South Africa’s uphill struggle against inflation must viewed against a backdrop of global oil and food prices shocks, the country’s finance minister has said.
Domestic policies are not the main cause for the price surge – which has pushed consumer price indices well above their official targets in recent months, Trevor Manuel said in an interview with Emerging Markets.
“We can’t be more catholic than the Pope,” Manuel said. “Which country that has inflation targeting is not missing its target at the moment?” the minister said, on the eve of the African Development Bank (AfDB) annual meeting in Maputo.
“Brazil is above its target at the moment. Every country that has inflation targeting is over the target. With food and fuel, prices rising as they are, there are of course serious limitations, let’s just be realistic about this.”
Manuel acknowledged that inflation “is a dragon that has to be tamed, you don’t have a choice about it.” “It’s very important we don’t give up the fight for price stability,”.
Yet South Africa, as well as most African economies, is up against powerful forces, he said. “Inflation is a global problem at the moment. We have to examine all the issues. We have to understand there are a series of exogenous shocks.
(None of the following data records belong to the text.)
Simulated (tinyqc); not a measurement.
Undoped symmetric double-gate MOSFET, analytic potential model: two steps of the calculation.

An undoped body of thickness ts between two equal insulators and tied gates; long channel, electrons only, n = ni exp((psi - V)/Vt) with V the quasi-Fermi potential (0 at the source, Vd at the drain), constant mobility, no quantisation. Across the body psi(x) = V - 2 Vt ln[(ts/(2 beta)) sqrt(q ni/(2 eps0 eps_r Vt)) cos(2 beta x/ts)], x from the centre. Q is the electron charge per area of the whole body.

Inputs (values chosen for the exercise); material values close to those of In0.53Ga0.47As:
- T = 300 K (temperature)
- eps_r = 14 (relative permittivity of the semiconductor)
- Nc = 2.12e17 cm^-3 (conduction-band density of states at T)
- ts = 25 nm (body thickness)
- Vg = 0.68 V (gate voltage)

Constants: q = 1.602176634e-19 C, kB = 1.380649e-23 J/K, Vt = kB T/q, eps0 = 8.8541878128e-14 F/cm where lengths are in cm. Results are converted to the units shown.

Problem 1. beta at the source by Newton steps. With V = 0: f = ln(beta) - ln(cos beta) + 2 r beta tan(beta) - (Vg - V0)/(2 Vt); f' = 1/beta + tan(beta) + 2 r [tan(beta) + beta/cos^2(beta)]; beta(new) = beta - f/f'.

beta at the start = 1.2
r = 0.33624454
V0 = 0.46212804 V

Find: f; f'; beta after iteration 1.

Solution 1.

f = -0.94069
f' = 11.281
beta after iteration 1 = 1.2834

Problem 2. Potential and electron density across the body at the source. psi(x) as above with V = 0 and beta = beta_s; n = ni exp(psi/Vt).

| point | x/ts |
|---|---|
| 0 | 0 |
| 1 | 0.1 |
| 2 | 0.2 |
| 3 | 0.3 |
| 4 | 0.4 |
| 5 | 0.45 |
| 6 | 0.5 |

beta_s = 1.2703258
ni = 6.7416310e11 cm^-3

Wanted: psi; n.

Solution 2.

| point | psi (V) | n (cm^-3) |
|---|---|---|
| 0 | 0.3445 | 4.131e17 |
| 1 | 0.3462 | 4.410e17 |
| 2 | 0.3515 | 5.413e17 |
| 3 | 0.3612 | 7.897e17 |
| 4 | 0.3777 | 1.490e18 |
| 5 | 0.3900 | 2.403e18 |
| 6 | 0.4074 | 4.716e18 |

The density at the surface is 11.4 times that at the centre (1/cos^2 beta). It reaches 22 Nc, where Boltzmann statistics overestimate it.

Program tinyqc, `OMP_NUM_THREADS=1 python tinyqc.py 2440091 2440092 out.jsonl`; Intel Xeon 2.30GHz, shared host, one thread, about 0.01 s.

“We are doing a lot of work at the moment to examine it, but right at the centre is the fact that we were able to bring inflation down from around 15% for more than a decade to as low as 3.5%,” he said.
In spite of a tight monetary policy, the inflation rate is now running again in double digit figures (10.6% in March), well above the 3-6% official target.
Meanwhile, South Africa has also been battling on the energy front in order to secure supply and sustain economic activity. “There is continued energy supply in key sectors, especially in mining,. The announcement by Eskom [the energy company] last week that they don’t need to undertake power outages any longer (because the savings that they were aiming for have been realized), is clearly very good news for the investment community and for output.”
But the country’s economic growth prospects have been clouded by such threats: South Africa now stands at the bottom end of the African growth forecast league issued by the AfDB, jointly with the OECD and UN Economic Commission for Africa, at 4% in 2008 (together with Kenya and Rwanda, against a regional average of 5.9%).